# Do you get requests for quotes on your site in the painting business?



## CPFSam (Nov 8, 2010)

Just wondering. I was in another business a long time ago and we nailed the pay per clicks did really well. Dont know if it gets anything in a local business like painting. Your thoughts experieces? If so how many per month. Thanks in advance for your contribution to this information.


----------



## PressurePros (May 6, 2007)

My website generated, on average for the season, 8.5 calls for service per day, 7 days/week. That does not count referrals, repeat customers and other forms of lead generation but it is the biggest producer.


----------



## CPFSam (Nov 8, 2010)

So you get 60 leads per week from 2 counties in PA for pressure cleaning? Is that correct?


----------



## DeanV (Apr 18, 2007)

Do you get most from pay per click or from high listing in organic searching, Ken?

I personally never click the PPC adds when I google something.


----------



## y.painting (Jul 19, 2009)

This is from this Monday - usually get the most rfq's on Mondays. Some were garbage, some were so-so, some were pretty good. Then there are also calls besides the form.


----------



## jack pauhl (Nov 10, 2008)

y. the 1st one was you. thats local IP 192.10x

Thats good! tho.


----------



## y.painting (Jul 19, 2009)

jack pauhl said:


> y. the 1st one was you. thats local IP 192.10x
> 
> Thats good! tho.


The full address is 192.168.1.12...although my bedroom could use a paint job


----------



## jack pauhl (Nov 10, 2008)

y.painting said:


> The full address is 192.168.1.12...although my bedroom could use a paint job
> View attachment 5821


haha yeah I first typed .168 by habit. Still a local IP. Im impressed tho, thats good traffic.


----------



## y.painting (Jul 19, 2009)

I'll have to qualify that that's not a typical day's worth for this time of year. That one is on the high side for a single day and is more representative of the peak summer months.


----------



## PressurePros (May 6, 2007)

CPFSam said:


> So you get 60 leads per week from 2 counties in PA for pressure cleaning? Is that correct?


That's an average. In spring/early summer I get over 140 leads per week. The counties I service have over 1.3 million people and I am at the top of just about every search from local to county to state.

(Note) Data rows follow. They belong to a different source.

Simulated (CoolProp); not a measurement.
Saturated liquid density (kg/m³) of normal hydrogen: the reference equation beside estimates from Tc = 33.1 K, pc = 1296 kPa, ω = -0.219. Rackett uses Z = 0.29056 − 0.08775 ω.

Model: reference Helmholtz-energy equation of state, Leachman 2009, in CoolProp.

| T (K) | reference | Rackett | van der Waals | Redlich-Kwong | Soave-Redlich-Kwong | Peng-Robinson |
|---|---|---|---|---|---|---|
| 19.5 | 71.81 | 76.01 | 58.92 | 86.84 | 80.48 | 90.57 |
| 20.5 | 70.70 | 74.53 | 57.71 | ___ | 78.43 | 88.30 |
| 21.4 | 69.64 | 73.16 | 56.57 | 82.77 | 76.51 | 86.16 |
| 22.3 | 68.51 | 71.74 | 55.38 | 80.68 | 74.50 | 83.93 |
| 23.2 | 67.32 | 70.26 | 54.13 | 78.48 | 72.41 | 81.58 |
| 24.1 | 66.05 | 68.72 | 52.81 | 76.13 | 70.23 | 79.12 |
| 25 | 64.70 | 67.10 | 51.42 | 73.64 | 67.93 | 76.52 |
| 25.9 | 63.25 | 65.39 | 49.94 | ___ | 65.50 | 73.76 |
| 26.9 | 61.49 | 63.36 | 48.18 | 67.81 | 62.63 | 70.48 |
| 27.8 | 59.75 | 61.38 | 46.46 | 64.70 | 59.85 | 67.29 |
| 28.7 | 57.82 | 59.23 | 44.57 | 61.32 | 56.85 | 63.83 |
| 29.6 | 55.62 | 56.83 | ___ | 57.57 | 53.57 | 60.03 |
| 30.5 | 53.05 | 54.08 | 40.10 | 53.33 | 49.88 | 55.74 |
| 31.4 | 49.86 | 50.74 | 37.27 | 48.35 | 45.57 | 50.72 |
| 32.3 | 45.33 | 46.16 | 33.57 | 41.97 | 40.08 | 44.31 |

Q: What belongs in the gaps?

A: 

I have worked at it for 5 years (in business nearly 10) writing non stop.
- Collectively 10,000 posts on many industry forums
- 6 blogs
- Article writer on 3 sites
- many dollars into directory submissions
- lenses
- facebook contacts

It doesn't just happen overnight.


----------



## PressurePros (May 6, 2007)

DeanV said:


> Do you get most from pay per click or from high listing in organic searching, Ken?
> 
> I personally never click the PPC adds when I google something.


100% organic.


----------



## bikerboy (Sep 16, 2007)

I was content with the amount of rfq's I get, until I saw the numbers Ken and Y receive.

All I can say is WOW!


----------



## George Z (Apr 15, 2007)

Amazing numbers indeed.
These guys work hard, 
but I think they mostly know what they are working hard at.


----------



## PressurePros (May 6, 2007)

Keep in mind too, not every call is for a major project. I eliminate nearly 40% of my calls with phone qualification. Many are outside of operating area or do not meet job minimums. So a lady calling because her cat poo poo'd on her porch is a job lead but is not bid.


----------